The appeal sought to overturn a ruling which said shape alone did not determine the product
Chocolate-maker Nestlé had not had a break after nearly a decade of trying to trademark its four-finger shape.
Judges in the European Court of Appeal dismissed its attempt to have the shape of the four-finger bar trademarked, another setback for the food giant in a decade long battle.
In a ruling delivered on Wednesday, the court said Nestlé had not shown that its shape was a sufficient mark of distinctive character in all the countries it seeks a trademark.
It added: "Therefore, the court upholds the General Court's judgment in which the latter held that the acquisition of distinctive character by a mark that was initially devoid of inherent distinctive character must be shown throughout the EU, and not only in a substantial part of the territory of the EU, and consequently, although such proof may be produced globally for all the member states or groups of member states, it is not, however, sufficient that the party with the burden of providing such evidence produces only evidence that fails to cover part of the EU, even a part consisting of only one member state."
Nestlé had been able to prove the bar's distinctive character in 10 countries - Denmark, Germany, Spain, France, Italy, the Netherlands, Austria, Finland, Sweden, and the UK - but could not prove the same for Ireland , Belgium Greece and Portugal.
It is already protected in Australia, Canada and South Africa - but getting the same level in Europe has been difficult.
Judges also rejected their competitor Mondelez's case that Nestlé had not proved the bar's character in the first 10 countries.
Three months ago, a legal adviser told judges to reject the latest appeal.
This appeal sought to overturn a 2016 ruling which said shape alone did not determine the product, but customers were influenced by brand names.
Nestlé has faced several setbacks in the past, most notably from Cadbury but also Mondelez (which now owns Cadbury), which manufactures a similar looking four-finger bar in Norway called Kvikk Lunsj.
In 2006, the EU granted the trademark to Nestlé for the shape of the bars, but this was contested by Mondelez, and since then the court battle has gone back and forth between the two confectionery companies.

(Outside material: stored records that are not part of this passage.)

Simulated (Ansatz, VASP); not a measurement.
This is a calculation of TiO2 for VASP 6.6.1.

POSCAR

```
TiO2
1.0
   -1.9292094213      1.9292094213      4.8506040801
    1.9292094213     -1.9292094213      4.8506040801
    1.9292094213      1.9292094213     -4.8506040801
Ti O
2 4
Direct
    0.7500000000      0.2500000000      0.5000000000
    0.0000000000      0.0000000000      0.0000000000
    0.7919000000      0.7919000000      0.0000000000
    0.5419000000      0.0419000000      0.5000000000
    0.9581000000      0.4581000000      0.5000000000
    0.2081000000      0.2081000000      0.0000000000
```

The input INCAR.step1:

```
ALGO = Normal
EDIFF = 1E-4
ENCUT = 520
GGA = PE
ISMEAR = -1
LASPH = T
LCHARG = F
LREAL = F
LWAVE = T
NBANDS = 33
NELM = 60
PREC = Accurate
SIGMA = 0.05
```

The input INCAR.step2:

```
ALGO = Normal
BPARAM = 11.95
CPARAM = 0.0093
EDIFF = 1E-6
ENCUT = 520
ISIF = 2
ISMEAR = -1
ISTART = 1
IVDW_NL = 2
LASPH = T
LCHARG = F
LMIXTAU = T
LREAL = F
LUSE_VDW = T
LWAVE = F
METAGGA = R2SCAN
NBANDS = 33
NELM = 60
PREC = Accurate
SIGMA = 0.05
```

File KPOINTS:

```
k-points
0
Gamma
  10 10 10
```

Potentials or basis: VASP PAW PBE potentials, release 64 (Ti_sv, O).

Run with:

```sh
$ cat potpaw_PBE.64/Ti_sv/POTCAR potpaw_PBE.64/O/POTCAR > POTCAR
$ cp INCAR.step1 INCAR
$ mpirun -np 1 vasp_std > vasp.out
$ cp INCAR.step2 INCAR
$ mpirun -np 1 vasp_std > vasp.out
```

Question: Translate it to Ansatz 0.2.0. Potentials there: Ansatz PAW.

Nestlé first applied for the trademark for the shape of the bar without the addition of the Kit Kat logo embossed on the top in the UK in July 2010.
Court documents showed that in 2013, a UK examiner determined the trademark in question was "devoid of inherent distinctive character" and rejected the request.
Mondelez and Nestlé have often been locked in courtroom battles, with Nestlé blocking Cadbury's attempt to trademark their shade of Dairy Milk purple.